Physicists at Brookhaven National Laboratory have achieved a groundbreaking experiment, creating matter from light by demonstrating the Breit-Wheeler process. Using the Relativistic Heavy Ion Collider, they accelerated heavy ions to generate nearly real photons, leading to the formation of electron-positron pairs. This experiment showcases Einstein’s E=mc² equation in action, aligning with predictions for transforming energy into matter. While these virtual photons act similarly to real ones, the experiment is a crucial step towards proving the process with real photons when technology advances to create gamma-ray lasers. Don’t forget to comment your thought about this!
Physicists have reportedly created matter from pure light for the first time, showcasing one of Einstein’s most renowned equations in action.
Albert Einstein’s well-known E=mc² equation suggests that by colliding two sufficiently energetic photons, or particles of light, you could produce matter in the form of an electron and its antimatter counterpart, a positron.

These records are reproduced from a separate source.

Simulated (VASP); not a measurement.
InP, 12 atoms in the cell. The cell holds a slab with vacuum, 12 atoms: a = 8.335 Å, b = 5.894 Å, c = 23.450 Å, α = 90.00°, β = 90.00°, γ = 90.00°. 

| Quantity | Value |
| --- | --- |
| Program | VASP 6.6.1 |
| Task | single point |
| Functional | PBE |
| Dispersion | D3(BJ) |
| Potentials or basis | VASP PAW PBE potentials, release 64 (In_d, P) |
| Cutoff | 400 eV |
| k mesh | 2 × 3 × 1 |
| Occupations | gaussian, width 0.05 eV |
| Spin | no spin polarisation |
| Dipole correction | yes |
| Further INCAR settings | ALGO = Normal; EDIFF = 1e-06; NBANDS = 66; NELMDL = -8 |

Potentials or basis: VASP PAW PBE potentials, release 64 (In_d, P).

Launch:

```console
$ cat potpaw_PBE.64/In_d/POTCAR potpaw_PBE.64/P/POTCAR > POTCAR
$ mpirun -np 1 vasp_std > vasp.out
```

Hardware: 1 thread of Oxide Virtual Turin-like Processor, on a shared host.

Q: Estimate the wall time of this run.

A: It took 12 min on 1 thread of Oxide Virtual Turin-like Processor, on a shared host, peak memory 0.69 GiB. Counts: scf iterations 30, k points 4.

This phenomenon, first described by American physicists Gregory Breit and John Wheeler in 1934, has long been one of the most challenging to observe in physics — largely because the photons involved would need to be extremely energetic gamma rays, and gamma ray lasers are not yet available. Alternative experiments have shown matter being formed from multiple photons, but not in the direct one-to-one way necessary to definitively prove the effect.
However, researchers at the Brookhaven National Laboratory in New York now believe they’ve discovered a workaround. Using the lab’s Relativistic Heavy Ion Collider (RHIC), they’ve been able to generate measurements that closely align with predictions for this unusual transformation.
“In their paper, Breit and Wheeler already realized this is almost impossible to do,” Zhangbu Xu, a physicist at Brookhaven Lab, said in a statement. “Lasers didn’t even exist yet! But Breit and Wheeler proposed an alternative: accelerating heavy ions. And their alternative is exactly what we are doing at RHIC.”
Instead of accelerating photons directly, the team accelerated two ions — atomic nuclei that have been stripped of their electrons and thus carry a positive charge — in a large loop, guiding them past each other in a near-collision. Since these ions are charged particles moving at nearly the speed of light, they carry an electromagnetic field with them, filled with not-quite-real ‘virtual’ photons “traveling with [the ion] like a cloud,” Xu explained.
Virtual particles are temporary particles that momentarily appear as disturbances in fields between real particles. They differ from real particles as they can have mass (whereas real photons do not). In this experiment, when the ions nearly collided, their clouds of virtual photons moved so rapidly they behaved as though they were real. These virtually-real photons then collided, resulting in a very real electron-positron pair that the scientists observed.
To verify the Breit-Wheeler process as closely as possible using virtual particles, the researchers needed to confirm that their virtual photons were acting like real ones. They did this by detecting and analyzing the angles between more than 6,000 electron-positron pairs generated in their experiment.
When real particles collide, the resulting products should emerge at different angles compared to collisions of virtual particles. In this experiment, however, the secondary products of the virtual particles scattered at the same angles as those from real particle interactions. This enabled the researchers to confirm that the particles they observed were behaving as if they were generated by a real interaction, successfully demonstrating the Breit-Wheeler process.
The team also measured the energy and mass distribution of the systems. “They are consistent with theory calculations for what would happen with real photons,” Daniel Brandenburg, a physicist at Brookhaven, said in the statement.
Still, despite appearing to act like real particles, the virtual photons in the experiment remain undeniably virtual. This raises the question of whether the experiment truly demonstrated the Breit-Wheeler process, but it remains a crucial first step as physicists work toward developing lasers powerful enough to demonstrate the process with real photons.
The researchers published their findings in the Journal Physical Review Letters.